Special Purpose Acquisition Companies (SPACs) have become a popular topic for discussion in the mainstream conversation of finance in recent months. The primary purpose of a SPAC is to make a public offering of a private company. In SPACs, private companies are able to go public without needing to go down the official IPO process. 2021 has already been a blockbuster year for SPAC underwritings due to the hefty valuations that SPACs have received from public demand. However, the present situation could potentially turn into a misallocation of public capital, if existing risk-taking behavior continues to move at its current pace.
A company that goes public in a SPAC is able to sidestep the challenges of traditional IPO filings and roadshows. Companies can do this by obtaining a SPAC sponsor that is able to perform an IPO on behalf of the private company. Any proceeds raised in a SPAC IPO are then moved into the private business as a way to fund that business. SPACs are essentially shell companies that push money into early-stage companies, usually startups. Ownership in a SPAC ends once the underlying investment is mature enough to stand as a public entity. At that time, the old SPAC shares are changed over into ownership of a new public investment.
Today’s high valuations in public markets have made it an opportune time for companies to go public in a SPAC. Without a SPAC, private companies in a venture are naturally left to find fresh capital in private channels, which could either be in low supply or based on smaller valuations. Yet, even in private equity markets, activity has been on the rise and valuations have been pushed higher. SPACs democratize markets for regular investors who would otherwise be locked out of such investments. It is important to remain mindful of both the potential return and risk.

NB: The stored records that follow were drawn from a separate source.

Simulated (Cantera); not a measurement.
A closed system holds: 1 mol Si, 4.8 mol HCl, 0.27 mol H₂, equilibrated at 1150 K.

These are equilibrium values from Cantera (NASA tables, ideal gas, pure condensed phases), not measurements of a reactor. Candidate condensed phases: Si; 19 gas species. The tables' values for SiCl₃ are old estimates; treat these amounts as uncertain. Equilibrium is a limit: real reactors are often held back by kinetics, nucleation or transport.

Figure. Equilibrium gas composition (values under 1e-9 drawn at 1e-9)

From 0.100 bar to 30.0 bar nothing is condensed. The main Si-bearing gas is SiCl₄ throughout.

There have been examples of successful companies going public through a SPAC, such as Virgin Galactic, DraftKings, Lordstown Motors, and Opendoor Technologies. Many of these companies have valuations well into the billions. However, SPACs are high risk since many of these venture companies are in their pre-revenue days, earn no profits, and operate in unproven product markets. These factors make a traditional IPO difficult because when the facts of a venture are made clear, public interest for its IPO can dissolve into a reduced IPO price or even a cancellation of the IPO. Valuations are built on the future and the latest rush into SPACs necessitates a promising tomorrow.
The first quarter of 2021 has seen unprecedented flows move into SPACs. About one-hundred billion dollars have gone into SPACs this year, which already exceeds the combined sums of 2018, 2019, and 2020. Furthermore, about 70% of all new money raised in IPOs this year has been in SPACs.
Today’s rise in SPAC investing could serve as a testimony to the current times. In an effort to make sound decisions, investors need to be mindful of certain key shifts in the investment landscape which relate to the rise in SPAC popularity. SPACs were once popular investments in the lead up to the dot-com bubble. In those days, risk-taking was a popular pursuit since public capital was relatively cheap and plentiful. In the current landscape, we have experienced unprecedented fiscal stimulus during a time when monetary policy is simultaneously almost as aggressively growth-oriented as possible. These types of policies can lead to certain asset bubbles.
Further, the opportunity cost of investing in equities, through vehicles such as bonds, has been currently pushed to a minimum. All of these trends lead to increased interest in risk assets. Investors become almost agnostic of the price they pay to join in on popular investment trends without any answers for the value that they receive in return. This can lead to further behavioral trends where investors want to follow the “heard” and not miss out on opportunities, leading to additional price appreciation. It is important for investors to appropriately balance any investment’s risks and rewards as well as maintain a full perspective of these broader investment trends.